Wednesday, November 3, 2010

Performance of Message Patterns

I've been faced with a dilemma in distributed processing.  I have a "client" process that needs to send a message to several servers.  The servers contain a versioning service that stamps a version on each message for concurrency management, but the client doesn't have this service.  Each of the servers must end up having the same version number for the message.  And it must be blindingly fast.

Either the servers are going to have to talk to each other to agree on a version for the message or some other trick is going to have to be used.

The simplest approach is to send a request to one of the servers to get a version number and then send the version out with the message to all of the servers in parallel.  This is nice because the message can be serialized to the network in parallel and there are mechanisms in place that will do this very quickly.

Here's a diagram of the first scenario.  If any of the diagrams are hard to read, you can click on it to see a larger image.


Instead of sending a request for a version to the first server, the client could send the message and expect a version number in response.  It could then add this to the message and send it to the other servers.  This would require multiple serialization of the message to on-wire format, but might be faster for small messages.


Another approach is to delegate the sending of the message to one of the servers ("one hop messaging").  The client sends the message to one of the servers and it, in turn, sends the message to the other servers after adding a version stamp to it.  This also requires some level of extra serialization since the client must write the message to the network and then the selected server must forward the message to the other servers over the network.

We can simplify the acknowledgment scheme by having each server send an ack directly back to the client instead of piping them through Server1.  This would cause context switching in the client, but might be better than funneling the acks through Server1.


Yet another approach is to have the client send the message to all of the servers and include a tag that selects one of the servers to supply the version tag.  After the selected server (Server1 in the diagram below) receives the message it stamps it with a version and then sends that version to the other servers.  The other servers wait for the version number before accepting the message.  This, too, requires extra context switching because the other servers have to wait for a signal that the version number has been received.
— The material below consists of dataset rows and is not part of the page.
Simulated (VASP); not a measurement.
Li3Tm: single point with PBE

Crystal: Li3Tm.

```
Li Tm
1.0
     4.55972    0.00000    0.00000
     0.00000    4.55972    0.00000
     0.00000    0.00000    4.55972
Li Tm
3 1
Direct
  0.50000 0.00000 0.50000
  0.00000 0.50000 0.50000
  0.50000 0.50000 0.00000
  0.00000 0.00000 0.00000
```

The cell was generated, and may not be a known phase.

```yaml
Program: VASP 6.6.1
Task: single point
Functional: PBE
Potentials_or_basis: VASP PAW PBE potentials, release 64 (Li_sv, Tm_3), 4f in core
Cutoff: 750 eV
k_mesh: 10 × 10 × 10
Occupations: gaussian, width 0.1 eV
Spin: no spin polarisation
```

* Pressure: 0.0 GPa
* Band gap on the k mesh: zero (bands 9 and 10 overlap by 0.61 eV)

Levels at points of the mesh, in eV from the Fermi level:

I wrote a program to simulate these different approaches to see how they compared.  Like the diagrams, I used a client and three servers running on a fairly large and fast Linux computer.


The payload column shows the size of message that was used in each test run, and each column shows how many seconds it took the approch to handle 1 million messages.  The "no versioning" column is a base-line that shows the performance of simple send-with-acknowledgement messaging.


The results were a little surprising to me.  I had expected the last approach, where the client sends the message to all servers and  they wait for one to send a version number, to have the best performance.  Instead, all but one of them converge to the same performance level when messages reach 10,000 bytes in size.  At this level they are only moving about 70mb of data through the system per second, so they aren't being throttled by the network, but with the extra synchronization points and context switches CPU was becoming a limiting factor.

The "version request" and "message returns version" scenarios (the first two diagrams above) are clear losers because server2 and server3 do not even see the message until a complete send and response cycle is performed with server1.

The "one hop" scenario had a poor showing because of the long acknowledgement chain, with both server2 and server3 sending their acks to server1.  Server1 has to wait for both acks before it finally sends its own ack back to the client.

The clear winner is the "one hop, ack client" algorithm with servers sending acknowledgements directly to the client.  It even converged with and then passed the base-line "no versioning" scenario at about 3000 bytes/message.